Dorothy Cross works from a remote studio on the west coast of Ireland.
In this film she talks about transforming shark skins by coating them in gold and casting them in bronze, and how the coastal landscape around her inspires and feeds her art.
A lot of my work is to do with things I find onshore or scuba diving, or the natural world a lot and then try to reconfigure it.
The first work I ever made with the skin of a shark was from a porbeagle that I got from a fishmonger in Ireland when it was still allowed to be sold for food. What I did with that was gilded the interior of the skin with pure gold, making precious something that’s considered ugly or discardable.Very often my work is about two things coming together. There's something chemical in gold and there's something post-nature, obviously, in the shark, but there's still the energy of the imagined notion of the shark which is connected to us in terms of animal but removed from us in terms of territory and ocean.
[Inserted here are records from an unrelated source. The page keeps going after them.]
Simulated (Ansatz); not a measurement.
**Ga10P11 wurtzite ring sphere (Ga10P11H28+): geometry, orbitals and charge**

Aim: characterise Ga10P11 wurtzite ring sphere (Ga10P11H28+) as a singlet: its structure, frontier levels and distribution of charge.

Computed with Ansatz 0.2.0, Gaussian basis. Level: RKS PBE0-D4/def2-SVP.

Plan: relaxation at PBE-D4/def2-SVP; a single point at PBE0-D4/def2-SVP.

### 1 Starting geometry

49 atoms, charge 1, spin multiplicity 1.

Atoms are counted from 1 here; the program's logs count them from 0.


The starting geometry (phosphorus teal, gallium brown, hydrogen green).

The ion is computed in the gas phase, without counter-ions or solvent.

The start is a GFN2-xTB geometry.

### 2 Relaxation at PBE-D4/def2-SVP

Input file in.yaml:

People do tend to fear skin and bone because it maybe possibly mirrors their own mortality and our own decay. Something lasting forever is a kind of ludicrous notion really.
This is the sad kind of residue of a very beautiful animal which I cast, actually, in bronze and made a piece called Everest Shark. I cast an exact replica of Mount Everest and put it on where the dorsal fin should be. It's a piece about time, actually. 100 million years ago it evolved to the form it's in now and has not needed to evolve since. Mount Everest only rose to its pinnacle 60 million years ago, so there's this beautiful difference in time, 40 million years, where the pinnacle of our planet, which we all aspire to climb, is so much younger than the shark.
A long time I was working with fingers, creating stalactites out of wax fingers that were cast in bronze. These are roots from brambles in the garden, and what we're going to do is create a bolt of lightning in this tiny hole in Lismore from the ceiling which will have five fingers that then eventually touch the ground and it will be cast in silver.
This was a kid who lived down the road that had very beautiful, elegant fingers and I just make a mould and then we cast them in wax.
Behind this then, I should show you this one, is a little model of the Ghost Ship that I did many years ago in Dublin Bay where we painted an old light ship with phosphorous paint and it glowed for three weeks in the middle of Dublin Bay.
People say, does this landscape feed me, does it deliver material every day? Up to now it has but maybe I’ll never do anything with another shark skin again. What's next, where can you get other natural material that will trigger something in a new way?